Question

Derive the rate equation for the rate constant of a first order reaction and show that the time required for the completion of half of the first order reaction is independent of initial concentration.

Derive an expression for half-life period in case of a first order reaction and show that it is independent of initial concentration.

Answer 1

Consider a first-order reaction

\[\ce{A -> Products}\]

The differential rate law is:

\[\ce{-\frac{d[A]}{dt} = k[A]}\]    ...(1)

where [A] is the concentration of A at time t and k is the rate constant.

\[\ce{\frac{d[A]}{[A]} = -k * dt}\]    ...(2)

Integrating Eq. (2) between limit [A] = [A]₀ at t = 0 and [A] = [A]_t at t = t

\[\int\limits_{[A]_0}^{[A]_t}\frac {d[A]}{[A]} = -k\int\limits_{0}^{t}dt\]

on integration

ln[A]_t ​− ln[A]₀ ​= −kt

\[\ce{ln \frac{[A]_t}{[A]_0} = -kt}\]    ...(3)

From Eq. (3),

\[\ce{k = \frac{1}{t} ln \frac{[A]_0}{[A]_t}}\]

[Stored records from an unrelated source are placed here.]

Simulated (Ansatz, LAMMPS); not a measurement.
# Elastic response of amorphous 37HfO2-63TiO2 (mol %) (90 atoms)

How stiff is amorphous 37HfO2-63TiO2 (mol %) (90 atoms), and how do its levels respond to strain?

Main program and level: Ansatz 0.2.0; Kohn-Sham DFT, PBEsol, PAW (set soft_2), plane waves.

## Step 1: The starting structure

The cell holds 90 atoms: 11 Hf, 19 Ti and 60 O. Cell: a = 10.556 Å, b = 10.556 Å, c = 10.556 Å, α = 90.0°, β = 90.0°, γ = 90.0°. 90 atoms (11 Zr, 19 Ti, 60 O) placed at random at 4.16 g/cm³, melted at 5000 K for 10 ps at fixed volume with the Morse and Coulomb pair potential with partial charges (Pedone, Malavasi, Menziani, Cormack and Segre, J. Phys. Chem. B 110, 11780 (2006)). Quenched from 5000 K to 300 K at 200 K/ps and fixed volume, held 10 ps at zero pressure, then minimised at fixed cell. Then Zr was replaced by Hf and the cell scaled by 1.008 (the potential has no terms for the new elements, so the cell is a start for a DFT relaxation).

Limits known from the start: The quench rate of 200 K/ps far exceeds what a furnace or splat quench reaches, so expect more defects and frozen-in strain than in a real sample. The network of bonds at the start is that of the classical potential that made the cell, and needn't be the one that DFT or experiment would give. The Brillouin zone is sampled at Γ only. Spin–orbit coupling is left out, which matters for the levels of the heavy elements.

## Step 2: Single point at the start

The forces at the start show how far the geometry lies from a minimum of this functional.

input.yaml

= \[\ce{\frac{2.303}{t} log \frac{[A]_0}{[A]_t}}\]

= − kt    ...(3)

Eq. (4) is the integrated rate equation for a first-order reaction.

Half-Life (t_1/2​) of a First-Order Reaction

At t = t_1/2, \[\ce{[A]_t = \frac{[A]_0}{2}}\], Substituting into Eq. (3)

\[\ce{ln \frac{\frac{[A]_0}{2}}{[A]_0} = -kt_{1/2}}\]

\[\ce{ln \frac{1}{2} = -kt_{1/2}}\]

\[\ce{t_{1/2} = \frac{ln 2}{k}}\]

= \[\ce{\frac{0.693}{k}}\]     ...(5)

From Eq. (5), the half-life t_1/2 depends only on the rate constant k and is independent of the initial concentration [A]₀ for a first-order reaction.